Tom LydonNov 28, 2019
2019-11-28

The VanEck Vectors Russia ETF (RSX B), the largest Russia ETF trading in the U.S., is higher by almost 31% year-to-date, topping the MSCI Emerging Markets Index by a margin of better than 3-to-1.

That’s a stellar performance for Russian stocks considering oil prices have flailed for much of this year. Russia is one of the world’s largest crude producers and at 43.3% of the fund’s weight, energy is by far RSX’s largest sector allocation.

The $1.3 billion RSX follows the MVIS Russia Index, “which includes publicly traded companies that are incorporated in Russia or that are incorporated outside of Russia but has at least 50% of their revenues/related assets in Russia,” according to VanEck.

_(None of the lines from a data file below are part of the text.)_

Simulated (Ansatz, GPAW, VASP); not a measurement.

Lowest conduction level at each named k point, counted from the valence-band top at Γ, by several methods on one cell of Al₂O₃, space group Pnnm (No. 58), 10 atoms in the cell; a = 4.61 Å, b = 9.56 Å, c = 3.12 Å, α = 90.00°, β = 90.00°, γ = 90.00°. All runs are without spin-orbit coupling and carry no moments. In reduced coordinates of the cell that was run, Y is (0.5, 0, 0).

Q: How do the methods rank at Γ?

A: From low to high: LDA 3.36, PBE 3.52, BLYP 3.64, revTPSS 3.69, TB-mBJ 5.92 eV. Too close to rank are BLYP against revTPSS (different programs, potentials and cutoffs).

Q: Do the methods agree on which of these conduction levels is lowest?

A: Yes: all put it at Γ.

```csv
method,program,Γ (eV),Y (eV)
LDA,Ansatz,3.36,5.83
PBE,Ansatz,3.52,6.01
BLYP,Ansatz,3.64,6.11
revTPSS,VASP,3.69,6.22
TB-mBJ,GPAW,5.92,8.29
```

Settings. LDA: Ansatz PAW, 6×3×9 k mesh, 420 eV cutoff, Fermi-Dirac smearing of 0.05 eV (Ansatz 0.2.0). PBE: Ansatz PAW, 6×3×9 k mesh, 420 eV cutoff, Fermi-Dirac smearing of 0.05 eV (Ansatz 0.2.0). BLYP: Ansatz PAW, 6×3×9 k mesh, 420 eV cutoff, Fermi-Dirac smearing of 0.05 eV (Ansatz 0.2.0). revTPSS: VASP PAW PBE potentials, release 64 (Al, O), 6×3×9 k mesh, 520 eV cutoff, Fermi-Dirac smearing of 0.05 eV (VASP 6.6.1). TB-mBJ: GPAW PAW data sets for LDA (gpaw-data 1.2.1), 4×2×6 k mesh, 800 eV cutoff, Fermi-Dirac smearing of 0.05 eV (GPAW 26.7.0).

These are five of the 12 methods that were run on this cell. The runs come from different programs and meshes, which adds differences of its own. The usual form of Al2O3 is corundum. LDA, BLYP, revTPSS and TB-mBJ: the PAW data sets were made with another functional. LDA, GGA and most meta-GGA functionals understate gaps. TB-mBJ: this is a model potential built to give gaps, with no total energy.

“The dollar-denominated RTS Index is up 34%, busting through its pre-2014 sanctions level as worries about potential new political penalties faded. Russian financial stability, currency strength and cheap valuations have also won over investors, with only Greek stocks beating the Moscow benchmark in 2019,” according to Bloomberg.

To Russia For Dividends

Another reason some global investors are embracing Russian equities is dividends. Russia has long been a high-yielding market and that remains the case as highlighted by RSX’s dividend yield of 4.08%. That compares to just 2.15% on the MSCI Emerging Markets Index.

While Russian stocks are usually more volatile than broader emerging markets benchmarks, investors are compensated for that risk with low valuations and above-average dividend yields.

“Russian stocks are enjoying a rally eclipsing almost all equity markets worldwide this year, thanks to dividend yields that are more than double those of their emerging-market peers,” reports Bloomberg.

Related: Don’t Look Past This Rallying Portugal ETF

Many of RSX’s largest components are state-controlled energy companies that Moscow leans on to boost payouts. Additionally, Russian banks are showing dividend growth potential of their own. The financial services sector accounts for 11.7% of RSX’s weight.

“Russia’s state-controlled companies have been under pressure to hand back more profits to the Finance Ministry as dividends in recent years, and stock investors are benefiting as a side effect,” reports Bloomberg. “Gas exporter Gazprom PJSC has gained more than 70% since the start of 2019 after it boosted payouts. It plans to distribute half of its net income in dividends in future.”